23 December 2014
President Obama has launched a new approach to Cuba based not only on the failure of the United States economic embargo to bring down the Castro regime but on a larger vision of more constructive US relations with Latin America. Obama’s re-engagement with Cuba won immediate support from governments all across the Latin American political spectrum. “Fantastic,” said President Dilma Rousseff of Brazil when she heard the news, remarking that the change provided new opportunities for greater cooperation in inter-American relations. It remains to be seen, however, whether this will lead to solid support in the region for a transition in Cuba from a one-party dictatorship to a genuine democracy with political freedoms and guarantees for human rights. Dissidents in Cuba, who live under constant police repression, may have a long wait before the relaxation of US-Cuban relations produces any political liberalization.
When the rapprochement, negotiated secretly over 18 months, was announced last week simultaneously in Washington and Havana, there were distinct differences in emphasis on what to expect from the deal. Obama, speaking from the White House, said the United States expected an opening in Cuban society “that will spur change among the people of Cuba, and that is our main objective.” President Raúl Castro of Cuba, wearing a military uniform, told Cuba’s rubber-stamp National Assembly that the deal involved “no changes” in how Cuba is governed under the communist regime created by his ailing brother, Fidel, who aligned Cuba with the Soviet Union in 1962. That new alignment is what led to the suspension of Cuba’s membership in the Organization of American States as well as the break in diplomatic relations with the United States and the economic embargo. In the succeeding 50 years, exclusion from its major natural market to the north shrank Cuba’s economy, but subsidies kept it going, including cheap oil for sugar from the Soviet Union when Cuba was sending troops to fight in Angola as allies of the Soviet military. More recently, Cuba has been getting billions of dollars in oil transfusions from Venezuela’s leftist Bolivarian government under a deal arranged through the late President Hugo Chávez, a disciple of Fidel who installed Cuban advisers in Venezuela’s repressive security system.
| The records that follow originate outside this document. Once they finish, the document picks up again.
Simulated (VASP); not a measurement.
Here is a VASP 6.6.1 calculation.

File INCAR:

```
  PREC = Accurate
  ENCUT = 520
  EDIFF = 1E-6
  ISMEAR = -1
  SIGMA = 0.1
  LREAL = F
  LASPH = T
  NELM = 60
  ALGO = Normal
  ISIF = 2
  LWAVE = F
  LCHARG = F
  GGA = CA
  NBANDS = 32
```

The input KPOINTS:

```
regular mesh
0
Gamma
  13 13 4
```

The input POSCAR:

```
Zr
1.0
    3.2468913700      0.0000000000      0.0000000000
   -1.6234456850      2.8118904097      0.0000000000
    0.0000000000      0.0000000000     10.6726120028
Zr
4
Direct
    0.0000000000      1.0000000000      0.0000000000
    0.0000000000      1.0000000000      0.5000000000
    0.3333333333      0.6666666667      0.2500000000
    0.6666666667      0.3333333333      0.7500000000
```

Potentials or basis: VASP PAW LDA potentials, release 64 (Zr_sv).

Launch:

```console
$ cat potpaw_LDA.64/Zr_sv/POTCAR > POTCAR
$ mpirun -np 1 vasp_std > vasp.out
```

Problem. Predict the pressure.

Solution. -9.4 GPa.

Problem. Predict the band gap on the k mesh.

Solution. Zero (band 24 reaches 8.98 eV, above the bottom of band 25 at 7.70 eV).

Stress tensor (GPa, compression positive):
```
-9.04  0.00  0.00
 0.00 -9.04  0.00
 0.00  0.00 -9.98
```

So, what can be expected by way of “changes” in the Cuban system if—and it’s a big if, given reluctance among lawmakers in Washington—the US economic embargo is lifted? The timing of Cuba’s interest in the restoration of US commercial and financial relations may be the Castro regime’s reaction to the economic crisis produced in Venezuela by the severe contraction of oil prices. Venezuela’s economy depends on oil exports for 95 percent of its imports and foreign payments and no longer has a surplus to support Cuba and other partners in the Caribbean. This penury was amply discussed with Cuba during a meeting this month of ALBA, the organization of nine Latin American countries created by Fidel and Chávez in 2004 to serve as a counterpoise to the Organization of American States and the US in Latin America. Without Venezuelan petrodollars, ALBA is politically bankrupt and Cuba needs to find some new sources of financing through foreign trade and tourism. With adequate hotel services, Cuba can increase its tourist attractions, and the relaxation of the US embargo would possibly provide a larger flow of US tourists seeking the sunshine of the Caribbean island. But only a major increase in investments in Cuba’s agricultural and mining potential will expand the Cuban economy to meet the needs of the country’s 11 million people. President Castro and some of his younger economic advisers have been introducing timid economic changes in the rigid socialist structure imposed during Cuba’s alignment with the Soviet bloc, which proved incapable of developing the Cuban economy. Is Obama’s opening toward Cuba going to be the key to providing foreign capital and enterprise that can make Cuba prosperous? If so, under what political conditions on the island?
These questions will become more answerable during the coming months, in which the Obama administration will be seeking to bring the Cuban leadership into working agreements that will produce the “changes” Obama says he wants. Next April, the Summit of the Americas, a conclave held every two years by the chiefs of state of the Americas, will be meeting in Panama and Obama and Raúl Castro both say they will be present. The two already chat on the phone and may be developing a positive personal relationship. By the time of the summit, they may have something meaningful to announce on what Cuba is going to be like in an era of “change.”
From the standpoint of Cuba’s dissidents, there is a clear expectation of what needs to “change” in Cuban society. Yoani Sánchez, the famous blogger who manages to keep her messages from Cuba coming out of Havana, has this to say on Obama’s hopes for “change”: Four things will be necessary to move Cuba toward a free democratic society. In addition to release of all political prisoners in Cuba, which fluctuate around 100 currently, and ratification by Cuba of United Nations human rights agreements, Sánchez said the Cuban regime would have to accept “civic structures that have the right to maintain and express critical opinions,” in other words political freedom.